Code Coverage, Metrics & Cyclomatic Complexity
Arguably a controversial one this time. How valuable is cyclomatic complexityand code coverage metrics?
These two concepts are not entirely unrelated. As it happens I am a fan of both in the right place, since path coverage calculations ultimately use elements of cyclomatic complexity to calculate the paths through the programme to check each line has been covered. First, a recap.
Code Coverage (aka Test Coverage)
This is the amount of the source code of a programme which is covered by a test suite. There are a few traditional breakdowns of this, including:
- Statement coverage - How much of the [executable] source code of a programme is touched in tests
- Path Coverage - Perhaps the more interesting metric, the number of paths through the programme which are exercised through tests.

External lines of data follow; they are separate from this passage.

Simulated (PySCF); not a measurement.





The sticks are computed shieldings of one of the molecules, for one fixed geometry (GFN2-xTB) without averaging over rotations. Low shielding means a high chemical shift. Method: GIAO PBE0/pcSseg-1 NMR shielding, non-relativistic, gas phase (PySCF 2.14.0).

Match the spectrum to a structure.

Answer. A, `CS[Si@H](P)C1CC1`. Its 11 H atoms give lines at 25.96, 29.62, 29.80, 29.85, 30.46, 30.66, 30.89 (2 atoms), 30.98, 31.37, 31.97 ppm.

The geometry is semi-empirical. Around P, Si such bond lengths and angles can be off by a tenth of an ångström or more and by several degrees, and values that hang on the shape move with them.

There is one crucial thing to note here. You cannot have path coverage without statement coverage! However, you can certainly have statement coverage without path coverage (for example, a statement could call a method, but not all branches within that method are tested, since statement coverage will get to an IF statement, say, and not go further into the nesting - after all, it's hit the IF statement and only one of those is true). If your tool measures code coverage using statement coverage methods, you don't have anywhere near enough confidence that your code doesn't have bugs due to missing tests in the test suite.
The significant measure of test coverage is Path coverage, not statement coverage. You get it all with Path coverage. A lot of commentators have made the sweeping statement that test coverage is useless because of this, but what they're actually saying is Statement coverage is the weaker form of test coverage. In the maths world, regard this as a necessary but not sufficient condition. People also wrongly associate quality with statement coverage and one thing it's not, is a measure of quality. More on the difference between path and statement coverage here.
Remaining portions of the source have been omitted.